Five years, a virtual lifetime ago. The week before, Alex Smith had returned from a two-year hiatus, and we'd shocked the Texans—though we didn't quite beat them—by abandoning the head coach's outdated offensive approach. We stretched the field, we threw every down, and out of the blue our offense exploded. And I naturally assumed that the coach would be perceptive enough to realize the obvious: Hey, this works. Maybe we'll try to keep this up.
Instead, the next week, we abandoned it. We resumed the coach's boneheaded plodding, which produced a home-run and nothing else. But then, with our two-minute drill at the end of the half, we did it again. We spread out the D, put Smith in the 'gun, and marched down the field for an easy score.
Again I thought we'd notice the difference, but again we packed that offense away. We had 14 points, and even though we were on the road, against Peyton Manning, we were going to sit on those points. And we did. Until, of course, they weren't enough.
"Okay," I said. "Now I'm mad."
Eventually, when the season had all but slipped away, the players spoke up. Vernon Davis asserted that we ought to "take advantage of things we can take advantage of, and if that means spread the ball, maybe we need to do that." Added precocious rookie Michael Crabtree: "That would be good. ... I really can do something in that spread."

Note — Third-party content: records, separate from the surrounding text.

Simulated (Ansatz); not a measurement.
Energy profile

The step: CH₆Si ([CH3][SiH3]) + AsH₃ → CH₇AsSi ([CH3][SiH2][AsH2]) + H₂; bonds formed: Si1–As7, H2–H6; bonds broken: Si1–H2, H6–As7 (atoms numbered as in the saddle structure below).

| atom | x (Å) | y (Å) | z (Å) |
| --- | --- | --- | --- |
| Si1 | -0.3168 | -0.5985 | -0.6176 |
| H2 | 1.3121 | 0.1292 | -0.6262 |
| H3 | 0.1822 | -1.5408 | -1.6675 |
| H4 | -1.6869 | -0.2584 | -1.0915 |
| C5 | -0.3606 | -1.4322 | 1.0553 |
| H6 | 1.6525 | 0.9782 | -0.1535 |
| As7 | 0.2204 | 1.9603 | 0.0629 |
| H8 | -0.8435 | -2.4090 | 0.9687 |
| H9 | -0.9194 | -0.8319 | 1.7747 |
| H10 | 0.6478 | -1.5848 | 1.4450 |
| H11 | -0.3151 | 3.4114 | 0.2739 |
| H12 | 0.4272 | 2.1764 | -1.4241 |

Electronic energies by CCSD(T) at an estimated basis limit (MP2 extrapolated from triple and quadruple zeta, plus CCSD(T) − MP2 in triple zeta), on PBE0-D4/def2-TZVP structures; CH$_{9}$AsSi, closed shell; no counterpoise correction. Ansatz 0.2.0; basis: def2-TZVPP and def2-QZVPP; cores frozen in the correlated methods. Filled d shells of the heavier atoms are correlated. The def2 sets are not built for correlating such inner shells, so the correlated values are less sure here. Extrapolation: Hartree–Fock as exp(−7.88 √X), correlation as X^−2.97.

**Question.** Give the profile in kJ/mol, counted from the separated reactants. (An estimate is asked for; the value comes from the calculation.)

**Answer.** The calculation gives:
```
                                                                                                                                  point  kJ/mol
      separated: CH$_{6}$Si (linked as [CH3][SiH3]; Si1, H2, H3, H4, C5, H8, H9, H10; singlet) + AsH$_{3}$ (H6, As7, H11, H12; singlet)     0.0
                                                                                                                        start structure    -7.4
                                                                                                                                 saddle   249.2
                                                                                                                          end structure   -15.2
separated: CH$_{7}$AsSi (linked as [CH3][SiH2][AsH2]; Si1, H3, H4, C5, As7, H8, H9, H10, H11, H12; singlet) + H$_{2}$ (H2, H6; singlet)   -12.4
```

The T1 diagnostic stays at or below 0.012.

"But that's not up to me," Davis observed. "That's up to our offensive coordinator." Who soon thereafter was run out of town, with the head coach following, hot on his heels.
Now here we are. Five years, a virtual lifetime later. Things have changed, and yet, as they say, they've stayed much the same.
A week after Crabtree and Anquan Boldin (and I) essentially begged Jim Harbaugh and Greg Roman to open things up, they went out and did it. They stretched the field, with four and even five wide receivers. They went no-huddle. They threw (on nearly) every down. And Colin Kaepernick responded, spectacularly. Perfectly executing perfect decisions, he led a 12-play, 80-yard drive, on which he was 7-of-7 for 61 yards and a score. (And he ran for the other 19 yards.) And then, he did it again, this time with 14 plays on which he was 4-of-5 for 33 yards (and ran for another 25).
With the field stretched, and with his full assortment of deadly weapons, he was every ounce of what he should be: the greatest dual-threat there is.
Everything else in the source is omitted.